WESTPORT — A Staples High School junior has taken it upon himself to raise money for the millions of Syrians displaced from the conflict that has been raging for six years.

Sixteen-year-old Kion Bruno, who is of Iranian descent and has a lot of family living in Iran, has been dismayed by the way Iranians are depicted and wanted to do something to combat xenophobia.

“Iranians are portrayed so badly by the media, and that’s part of what made me do this,” Bruno said.

At the start of the school year, he organized a club at school, Building Bridges. Its first speaker was a man named Mohammed, the father of a Syrian refugee family resettled in Norwalk with the help of the Westport community. Mohammed’s story touched Bruno, who decided to help in any way he could.

“After hearing that talk about his experiences in Syria, about how his village was completely killed, his family and his friends — It’s just so bad and I wanted to do whatever I could to help, so I thought a fundraiser would be a good way to start,” Bruno said.

The Support for Syrian Refugees fundraiser starts at 3 p.m. on Saturday in the Staples auditorium. As part of the event, Bruno will screen “Salam Neighbor,” a documentary co-directed by Chris Temple, a Fairfield native and graduate of Greens Farms Academy in Westport. Temple, along with co-director Zach Ingrasci, were the first filmmakers to be granted access by the United Nations to a Syrian refugee camp in Jordan.

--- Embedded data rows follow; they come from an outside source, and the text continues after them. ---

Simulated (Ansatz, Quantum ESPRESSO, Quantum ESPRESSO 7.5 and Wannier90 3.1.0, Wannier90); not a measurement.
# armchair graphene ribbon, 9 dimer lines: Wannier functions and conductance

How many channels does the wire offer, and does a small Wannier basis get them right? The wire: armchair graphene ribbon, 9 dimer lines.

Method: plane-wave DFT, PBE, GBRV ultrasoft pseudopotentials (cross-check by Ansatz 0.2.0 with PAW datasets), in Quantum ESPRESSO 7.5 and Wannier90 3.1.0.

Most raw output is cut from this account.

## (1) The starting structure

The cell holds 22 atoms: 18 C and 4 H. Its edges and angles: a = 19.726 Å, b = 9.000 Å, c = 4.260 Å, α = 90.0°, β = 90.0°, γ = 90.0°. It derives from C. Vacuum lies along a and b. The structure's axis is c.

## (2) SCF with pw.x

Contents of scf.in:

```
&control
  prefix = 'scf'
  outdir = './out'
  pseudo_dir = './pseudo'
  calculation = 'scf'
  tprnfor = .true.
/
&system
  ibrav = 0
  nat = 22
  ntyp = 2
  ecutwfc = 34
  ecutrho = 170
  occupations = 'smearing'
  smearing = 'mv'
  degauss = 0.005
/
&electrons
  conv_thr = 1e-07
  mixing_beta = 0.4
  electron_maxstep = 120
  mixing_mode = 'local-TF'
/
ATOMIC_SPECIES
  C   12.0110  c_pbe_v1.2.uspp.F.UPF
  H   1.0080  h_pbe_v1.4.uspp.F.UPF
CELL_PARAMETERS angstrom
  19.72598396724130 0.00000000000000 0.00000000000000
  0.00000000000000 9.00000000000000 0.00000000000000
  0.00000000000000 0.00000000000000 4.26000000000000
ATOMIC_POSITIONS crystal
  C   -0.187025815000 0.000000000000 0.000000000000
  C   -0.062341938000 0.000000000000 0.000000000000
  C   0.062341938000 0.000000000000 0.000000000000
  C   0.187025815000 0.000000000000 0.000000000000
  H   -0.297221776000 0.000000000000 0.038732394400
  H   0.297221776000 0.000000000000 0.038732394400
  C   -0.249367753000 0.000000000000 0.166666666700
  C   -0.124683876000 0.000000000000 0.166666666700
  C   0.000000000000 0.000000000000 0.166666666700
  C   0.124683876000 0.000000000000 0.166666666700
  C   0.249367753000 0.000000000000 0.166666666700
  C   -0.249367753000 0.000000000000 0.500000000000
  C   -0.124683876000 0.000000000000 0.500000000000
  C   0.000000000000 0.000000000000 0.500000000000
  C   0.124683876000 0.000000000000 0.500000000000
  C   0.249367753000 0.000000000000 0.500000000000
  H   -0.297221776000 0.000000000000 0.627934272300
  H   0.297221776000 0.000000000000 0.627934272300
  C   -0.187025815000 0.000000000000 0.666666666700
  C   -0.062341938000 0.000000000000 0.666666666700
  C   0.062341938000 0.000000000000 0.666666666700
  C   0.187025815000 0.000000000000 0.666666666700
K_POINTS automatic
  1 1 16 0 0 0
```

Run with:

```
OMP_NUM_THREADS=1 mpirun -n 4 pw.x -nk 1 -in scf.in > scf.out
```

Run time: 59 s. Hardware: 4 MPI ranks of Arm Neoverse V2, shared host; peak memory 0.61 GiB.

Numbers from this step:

Following the movie, there will be a panel discussion. U.S. Rep. Jim Himes, D-Conn., and First Selectman Jim Marpe, along with Westport-sponsored refugees, will be in attendance.

Donations are suggested at $10 and will go to the International Institute of Connecticut and Nu Day Syria, organizations dedicated to helping Syrian refugees.

“I’m super excited. I want this to work. I think it will be a great event,” Bruno said.